The real questions become "Why?" and "Necessarily?" Don't get me wrong, I'm a believer in the value of worthwhile work and activity for any number of reasons.
Little annoys me more than the "I'm bored!" refrain that seems to demand interference from others in the way of fixing things.
My father's opinion on the subject, which I find I share, was always, "If you are bored, you have only yourself to blame."
There is great value in embracing unstructured time. Non-directed play for children is a gift that seems more and more rare, as parents seem to feel compelled to fill every waking minute with lessons, scheduled activities, and one-to-one attention.
So often I hear adults, myself among them, ruefully reminisce about their own childhoods, when they could scoot out the door to go play with friends and not return until dinner.
I loved those days, loved the vast amounts of time I shared with my playmates in which nobody older told us what to do. We created our own games, built forts, went on hikes, sometimes happily read books together.
We often ended up grubby, with broad grins breaking through the grime. Nobody was afraid of dirt or germs. Not surprisingly, we were rarely sick. We were rarely bored. We could look to ourselves and our friends for ideas and for companionship.
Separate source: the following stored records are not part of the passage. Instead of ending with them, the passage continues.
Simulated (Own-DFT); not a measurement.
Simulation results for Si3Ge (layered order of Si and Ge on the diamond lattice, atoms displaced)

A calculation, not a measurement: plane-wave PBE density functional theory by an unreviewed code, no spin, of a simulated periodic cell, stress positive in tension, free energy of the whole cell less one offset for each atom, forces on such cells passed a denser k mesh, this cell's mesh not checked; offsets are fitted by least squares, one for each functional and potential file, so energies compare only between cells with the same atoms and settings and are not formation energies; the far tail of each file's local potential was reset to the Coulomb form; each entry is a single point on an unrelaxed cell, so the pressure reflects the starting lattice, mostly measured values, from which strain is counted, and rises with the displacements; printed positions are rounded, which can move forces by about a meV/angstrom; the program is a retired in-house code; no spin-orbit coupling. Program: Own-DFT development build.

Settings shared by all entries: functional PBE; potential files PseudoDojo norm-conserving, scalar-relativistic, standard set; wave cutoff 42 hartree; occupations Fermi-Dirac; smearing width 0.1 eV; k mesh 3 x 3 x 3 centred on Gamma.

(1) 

This little girl in my arms reminds me how important it is to let our children figure out what makes them happy.
Eager as I am to read her books, sing and play games with her, teach her to ride a horse … these are not things to rush. I look forward to spending time with her in which I get to be the Grandma, not the Mom.
I also look forward to learning how to be less busy when she is around. I hope I learn to listen more and direct less. At the moment, I am happy just to sit and rock and not worry about anything else.